Hacker News

Cloudflare wants to shake down the Big AI™ shops.

I don't even care anymore, AI stealing the life out of everything, or Cloudflare trying to become so global internet gatekeeper, let them kill each other.

fantasizr 3 hours ago [ - ]

when the law won't protect you it creates an opportunity for a mafia like protection racket

hedora 3 hours ago [ - ]

You realize humans are going to be the first wave of collateral damage right? I already basically cannot browse the internet for technical information, since most high-quality forums are behind captchas that block my iPhone.

If I ask an agent to do it, it does better at finding the small percentage of sources not hosted by cloudflare. However, it generally cannot hit open-access / public domain sources (like the current legal code, or academic papers) because those are blocked and it respects stuff like robots.txt.

riffraff an hour ago [ - ]

I play dungeon crawl stone soup (think nethack,but with web tiles), and most of the servers are struggling because of AI crawlers downloading the morgues.

Real users are already suffering.

If (big if) the AI labs can be made to pay for the abuse, actual users win.

axus 3 hours ago [ - ]

Would you be willing for Cloudflare to "Know their customer" (you) and pay 3 cents to access the forum, instead of filling in the captcha?

gilfaethwy 3 hours ago [ - ]

Can't speak for GP, but I wouldn't - privacy is already eroding at a startling rate, and more KYC for things that really don't need it is just a further affront to human rights. (See also the FCC's recent request for comments on requiring government-issued ID to use a cell phone.)

carlosjobim 2 hours ago [ - ]

Are your human rights also violated by Spotify keeping track of what songs you listen to, or Netflix and YouTube keeping tabs on what shows you are watching?
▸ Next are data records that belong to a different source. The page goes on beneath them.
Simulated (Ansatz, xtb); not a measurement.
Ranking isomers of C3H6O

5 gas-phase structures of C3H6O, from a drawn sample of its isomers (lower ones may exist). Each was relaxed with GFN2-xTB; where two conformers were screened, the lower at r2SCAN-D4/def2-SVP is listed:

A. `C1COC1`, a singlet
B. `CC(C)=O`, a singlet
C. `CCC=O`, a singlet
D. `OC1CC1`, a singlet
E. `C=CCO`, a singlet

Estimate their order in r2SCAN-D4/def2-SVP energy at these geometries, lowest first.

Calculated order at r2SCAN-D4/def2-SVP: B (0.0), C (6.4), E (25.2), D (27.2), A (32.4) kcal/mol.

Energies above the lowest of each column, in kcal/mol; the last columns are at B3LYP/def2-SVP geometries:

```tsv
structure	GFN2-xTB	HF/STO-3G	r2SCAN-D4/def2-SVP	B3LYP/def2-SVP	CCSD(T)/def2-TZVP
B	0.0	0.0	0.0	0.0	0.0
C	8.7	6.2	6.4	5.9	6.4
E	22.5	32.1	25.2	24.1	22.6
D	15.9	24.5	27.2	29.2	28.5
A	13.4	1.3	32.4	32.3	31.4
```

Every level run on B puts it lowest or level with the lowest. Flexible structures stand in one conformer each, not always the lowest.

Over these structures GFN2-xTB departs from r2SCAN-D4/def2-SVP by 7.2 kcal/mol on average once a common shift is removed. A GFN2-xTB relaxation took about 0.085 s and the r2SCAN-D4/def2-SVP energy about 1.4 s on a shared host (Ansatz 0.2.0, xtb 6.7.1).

Internet non-ad monetization will also be in the form of massive syndication, where a subscriber gets access to thousands of high quality websites, and web publishers get access to millions of subscribers. But they need to take a hint from streaming services and really make massive syndicates which includes everything for everyone for this to work.

hedora an hour ago [ - ]

Yes. In the past, in the US, library checkout records were private / not recorded, specifically to protect the right to privacy, which is specifically protected by the UN human rights charter.

The systems you described not only record that information and make it available for warrants, they also sell it, and allow warrantless searches of it in some circumstances.

colinsane 32 minutes ago [ - ]

i installed the playwright MCP to let my agent access walled sites (specifically ebay and WSJ). i noticed that 90% of the time it was bounced from a site, it just reached out to a different site that wasn't walled, and i think it's the right move: most information exists at multiple places on the web, it's cheaper and _faster_ to just skip over walled sources.

for the forum example: many forums have a policy to only allow access to attachments to logged-in users. i can't remember the last time i registered at a new forum just to view an attachment: the effect has always been to drive me elsewhere. no complaints -- these solutions work if your goal is to reduce load. i'm suspicious that they can drive monetization outside of a very few niches.

ryan_n 3 hours ago [ - ]

I thought the goal was to only charge agents a fee, which would either 1. stop agents from scraping your site non-stop and eliminate the need for a captcha, making the human experience better or 2. make the owner of the site some money in exchange for a bajillion bots scraping their content.

Maybe that's too optimistic though based on the responses in this thread.

hedora an hour ago [ - ]

If they only charge agents a fee, then people will just set up a mcp endpoint or whatever to desktop chrome/firefox.

As it is, their captchas are already blocking tons of human traffic.

The idea that the price will be low unless you access it a lot falls over due to caching. Big tech companies will cache whatever they scrape, paying for one copy. Regular people and smaller companies will not read the same thing enough to amortize the cost of the first fetch, so they’ll pay 1000’s to 1,000,000’s of times more than the monopolies per-use of a given piece of information.

If individuals set up a federated cache with open access, they’ll get sued for copyright infringement. (Even though that would solve the supposed problem: That cloudflare cannot afford to operate a cache).

The end result is that only closed agents will be allowed to (legally) read most content without paying extortion-level fees.

Also, like with YouTube and video, serving text will become a winner-takes-all proposition.